© Anna Nunes 2025
The Coloniality of Gender
Though the colonial era has formally ended, its legacies continue to shape the way gender is constructed — through space, behaviour and embodied roles that persist in everyday life.
Anchored in the fishing village of Santana, on São Tomé, the project observes how inherited structures of power manifest in daily life. Gendered childhoods are one example: while boys play freely in groups, girls are often expected to assist their mothers with domestic work — quietly rehearsing roles shaped by centuries of labour division and social control.
In response, the participatory project O Mundo Imaginário created temporary space for play, imagination, and the rethinking of gender roles. Through play, children were invited to imagine new relational possibilities beyond inherited roles. The project was developed in collaboration with the local community and supported by SOMA, an organisation committed to gender equality.

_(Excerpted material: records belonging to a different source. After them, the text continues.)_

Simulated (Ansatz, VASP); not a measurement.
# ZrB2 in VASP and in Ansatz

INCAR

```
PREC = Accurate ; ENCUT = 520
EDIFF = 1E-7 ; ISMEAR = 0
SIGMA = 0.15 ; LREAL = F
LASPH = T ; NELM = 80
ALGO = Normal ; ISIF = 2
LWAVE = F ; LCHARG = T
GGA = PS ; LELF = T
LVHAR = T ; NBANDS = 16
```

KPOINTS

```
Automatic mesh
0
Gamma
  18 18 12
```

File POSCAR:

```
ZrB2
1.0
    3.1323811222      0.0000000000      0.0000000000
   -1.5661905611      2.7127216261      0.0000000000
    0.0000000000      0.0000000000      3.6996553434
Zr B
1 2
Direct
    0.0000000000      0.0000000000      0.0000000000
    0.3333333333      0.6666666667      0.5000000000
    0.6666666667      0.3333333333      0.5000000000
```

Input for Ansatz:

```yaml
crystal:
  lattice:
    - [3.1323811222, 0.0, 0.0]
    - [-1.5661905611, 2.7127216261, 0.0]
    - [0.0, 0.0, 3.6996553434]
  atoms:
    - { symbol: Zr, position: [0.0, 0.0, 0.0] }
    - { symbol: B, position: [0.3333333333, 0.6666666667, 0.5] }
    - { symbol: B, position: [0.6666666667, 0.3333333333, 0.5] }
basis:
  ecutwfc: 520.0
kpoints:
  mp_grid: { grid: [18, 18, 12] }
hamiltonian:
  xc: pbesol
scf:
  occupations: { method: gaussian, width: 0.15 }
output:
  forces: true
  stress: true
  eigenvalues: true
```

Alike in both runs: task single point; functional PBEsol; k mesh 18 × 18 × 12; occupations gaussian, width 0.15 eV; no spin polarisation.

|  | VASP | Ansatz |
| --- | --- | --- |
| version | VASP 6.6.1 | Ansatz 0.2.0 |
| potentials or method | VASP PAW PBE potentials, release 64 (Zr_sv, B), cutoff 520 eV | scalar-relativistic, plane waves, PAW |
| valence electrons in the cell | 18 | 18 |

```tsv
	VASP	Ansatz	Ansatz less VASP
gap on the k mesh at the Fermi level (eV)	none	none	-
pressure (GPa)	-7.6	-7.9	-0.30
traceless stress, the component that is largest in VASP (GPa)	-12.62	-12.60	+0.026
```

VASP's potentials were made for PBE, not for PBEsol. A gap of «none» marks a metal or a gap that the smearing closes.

These experiences were reworked into drawings, sculptures, video and large-scale paintings on linen. While the drawings register everyday gendered realities, the other works offer a subtle yet subversive vision: emerging figures of girls absorbed in play traditionally reserved for boys — climbing, building, resting, creating — seemingly at ease in spaces once shaped by exclusion.
Their presence unfolds in faint, monochrome gestures, as if surfacing from an unfinished future. A future in which imagination opens space for new forms of presence, participation and relation.